Loving - I am totally loving being on break. No schedule, no demands. It's pretty awesome. I'm not going anywhere or doing anything but I don't even care. I'm happy to be able to relax. Let's face it, I barely have time to do that (ever) when school is in session.

Thinking - Despite being on Spring Break from school, I still have grad school to deal with. Ugh. I'm over it already. I just have zero desire to finish the projects for this class. I will obviously but that doesn't mean I have to like it :)

Wanting - I would do anything for a Fountain Diet Coke right now....seriously. Except get up and drive to get one haha Anything else though :)

Needing - My poor feet are begging to wear sandals and flip flops but until I have pretty feet again, it's probably not going to happen. Of course...getting a pedicure means I have to get up and leave my house....maybe when I finally do I can get myself that fountain Diet Coke too....

EGGS-plain - Nothing fancy. When I started this blog I decided that it should definitely be something I can relate to...and I am definitely caffeinated (hello Diet Coke). I am not a coffee drinker and never have been. You really don't want to be around me if I haven't had my beloved DC in a day or two. 

Head on over to Farley's blog and link's never too late, right? :) 

Monday, April 6, 2015

Spring Break

As of Thursday at 3:45 pm, I am officially on Spring Break :) Yay!

It's hard to be sad about not going anywhere for break when I just spent a week overseas. I'm good with a Stay-cation.

Most years we don't do much for Spring Break. I'm fine with it. We either stay home or go to our cabin. It's not warm enough to go there yet since we don't pay to heat it. It would be too cold and no one wants to go back to school on April 13 and be sick. Especially not me since I am the state testing coordinator in my building and it's pretty vital I am there for questions and support. Mr. Principal is available too but let's be real....he is often in meetings or observing or dealing with students who need a moment. It's smart to have a classroom teacher who can be a support too.

It would be even better if I had a student teacher right now but what're you gonna do? :) Everyone kind of panics about this test but I'm not. It's just a test. And for now at least it matters very little to my evaluation so I'm not going to stress it. My kiddos have practiced on the sample items Michigan released and it gives me pleasure when they turn to me, smile and say, "hey we did this with you!" and feel some confidence. That's what matters to me. I don't want my kids to be stressed.

So we decided that we would not ruin people's break with a meeting about the test. Instead we will jump to it when we return (because 5th grade starts the 14th). I decided it was more than fair to let everyone have their break and we can panic and stress when we come back (not that there is a need to panic).

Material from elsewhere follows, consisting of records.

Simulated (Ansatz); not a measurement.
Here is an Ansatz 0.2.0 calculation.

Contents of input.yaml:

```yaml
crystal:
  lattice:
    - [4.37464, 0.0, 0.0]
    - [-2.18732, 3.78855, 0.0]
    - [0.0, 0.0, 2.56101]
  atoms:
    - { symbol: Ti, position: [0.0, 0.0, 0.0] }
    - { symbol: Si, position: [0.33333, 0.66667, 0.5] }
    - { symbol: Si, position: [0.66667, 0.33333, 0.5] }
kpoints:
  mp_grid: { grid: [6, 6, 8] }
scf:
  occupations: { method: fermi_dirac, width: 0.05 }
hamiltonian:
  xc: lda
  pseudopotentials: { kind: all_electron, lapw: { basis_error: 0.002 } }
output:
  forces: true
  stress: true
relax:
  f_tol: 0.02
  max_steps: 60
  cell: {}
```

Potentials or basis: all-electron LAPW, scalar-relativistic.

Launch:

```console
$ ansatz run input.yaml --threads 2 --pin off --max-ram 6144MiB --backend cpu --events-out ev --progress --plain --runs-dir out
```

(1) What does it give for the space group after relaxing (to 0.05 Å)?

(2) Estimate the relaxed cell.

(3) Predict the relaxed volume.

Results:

We will spend most days here at home this week. Might take a couple excursions to local places but mostly....just chilling. I'm all about that. I need to finish up this grad course so I can enjoy my Spring Break from being a student too (that's in two weeks).

All in all, it'll be relaxing and relaxing. Just what I need before the strain of the last few weeks of school and the testing.

Wednesday, April 1, 2015

3.25.15 Friisila School Visit (Espoo, Finland)

On March 25th, we visited a small primary school on the outskirts of Helsinki in the community of Espoo. The school is very small with 120 children and 9 teachers. Probably the most interesting thing for me to learn was that in all Finnish schools, principals also teach. In this school, which they told us was "special", the principal teaches 16 hours per week. In all other Finnish schools, principals are required to teach at least 2 hours per week.

The school itself is extremely charming in it's design with a "bee nest architecture" (their description) and hexagon shaped rooms. The classrooms are very, very small (I would say my room is easily triple the size of any of theirs) but they do not waste any space AT ALL, utilizing the hallways for multiple purposes and ensuring that no excess space is going unused. It was quite interesting. I have been adamant for quite awhile that I would like to start my own school and this school provided me with much inspiration to what I would like my future school to be like. Who says I can't bring Finland home to Michigan? :)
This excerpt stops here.